Apparently, Burton realized early on that any display of intellectualism toward his superiors, generally the “White Shirts,” would be very problematic for him, and therefore an attitude of purposefulness and seriousness was required. Burton decided to immerse himself in his work, and quite to the chagrin of management, he devoted his whole body and soul to serving the city. Burton became a rarity in the MPD: a policeman. The general public is perhaps unaware that, contrary to what is shown on The District, officers like [Burton] in the ’60s, ’70s, and ’80s generated a fair amount of residual work for management—which management despised.

When I was appointed to the department, the going mantra was, “Whiskey, women, and property” will get you in trouble. I found out rather quickly that whiskey got nobody in trouble; I worked with numerous officers and supervisors who drank on duty regularly. As far as women and property go, I really do not recall anyone being disciplined seriously, or even at all, for peccadilloes in these areas. The mortal sin in the MPD was appearing wiser and a bit more cerebral than the managers. I spent 22 years pushing a patrol car in the “mean” streets because management saw my intellectual and verbal arrogance as designed to make them look less than smart. How many people you locked up or the quality of your cases was never a standard in the MPD.

There is no question that Burton was different, yet it is extraordinary that in his persona there is not a hint of arrogance or hubris toward his superiors; he simply employed a consistent and unyielding zealotry to the job at hand, and, in doing so, he found all of these subtle roadblocks set up by his superiors. I can say with some confidence that not one of the senior MPD managers mentioned in the article ever spent much time in court with people they arrested. Each and every one of them is a beneficiary of Realpolitik. The only standard for promotion in the MPD is whether the candidate is a “team player.” What that really means is that you are properly deferential and obsequious toward management. Iconoclasts like Burton will find no support in that self-serving community. My belief is that if you are not locking people up for crime, we need to take a look at you and find ways to fire you. The working officer needs to be recognized, and only he or she should ever be promoted.
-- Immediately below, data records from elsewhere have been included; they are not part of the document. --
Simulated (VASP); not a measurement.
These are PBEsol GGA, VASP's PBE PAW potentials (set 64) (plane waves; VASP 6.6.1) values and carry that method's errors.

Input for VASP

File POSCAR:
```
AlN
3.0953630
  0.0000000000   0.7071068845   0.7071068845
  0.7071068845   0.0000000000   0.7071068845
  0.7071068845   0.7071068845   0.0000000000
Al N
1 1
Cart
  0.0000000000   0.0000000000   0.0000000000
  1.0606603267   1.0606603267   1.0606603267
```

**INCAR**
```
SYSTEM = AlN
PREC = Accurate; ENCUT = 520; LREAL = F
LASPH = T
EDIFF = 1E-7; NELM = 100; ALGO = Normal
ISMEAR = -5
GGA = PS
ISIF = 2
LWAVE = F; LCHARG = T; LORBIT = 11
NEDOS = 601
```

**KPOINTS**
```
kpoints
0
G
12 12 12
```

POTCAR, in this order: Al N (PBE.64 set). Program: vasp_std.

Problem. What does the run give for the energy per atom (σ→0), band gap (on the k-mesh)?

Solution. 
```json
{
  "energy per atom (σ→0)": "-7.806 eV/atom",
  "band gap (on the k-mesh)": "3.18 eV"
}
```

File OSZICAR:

I cannot comment on the U.S. Attorney’s Office in Burton’s cases. In my own experience, I found the people there to be arrogant and distasteful to deal with, but those encounters were a long time ago. It is clear, however, that Burton has been “spun,” and I have no clear answer as to why. I would, however, posit that arrests, like anything else in the District, have a racial component. An investigator must always be aware that, in an arrest, some racial difficulties may occur, that subjects of ongoing investigations may have friends in high places, and that investigators may be given the runaround. The investigator finds him- or herself subject to the full blast of departmental rule enforcement: All of a sudden and without warning, you cannot walk into your office without some silly and arcane departmental regulation being applied. At the end of my career, I found myself the object of constant and unremitting scrutiny; whatever I did was roundly criticized. And so I retired.

It would be easy to say that Burton is obsessive, and perhaps he is, but we as a community are well-served by Burton and the few like him. There are supervisors in the MPD who graduated from the “Ivies.” Unlike Burton, they arrested no one in their careers, but because they were able to subordinate any visible intellectualism whatsoever, and even though they never offered up any creativity in police thinking (thereby threatening their less-talented peers), they rose right to the top of the department.

I am not sure where Burton’s extraordinary, unremitting zeal for justice is going to take him or his case. It is pretty clear that a group of scoundrels need to be charged with some crimes. Not only does Burton know it, so do the folks at the U.S. Attorney’s Office and the senior managers of the MPD who are familiar with his case.

Some of us live and think quite differently from the general population. We have seen too much death and misery; it has entered into the very fiber of our very being. Some, like Burton, just never go away. Thank God for them.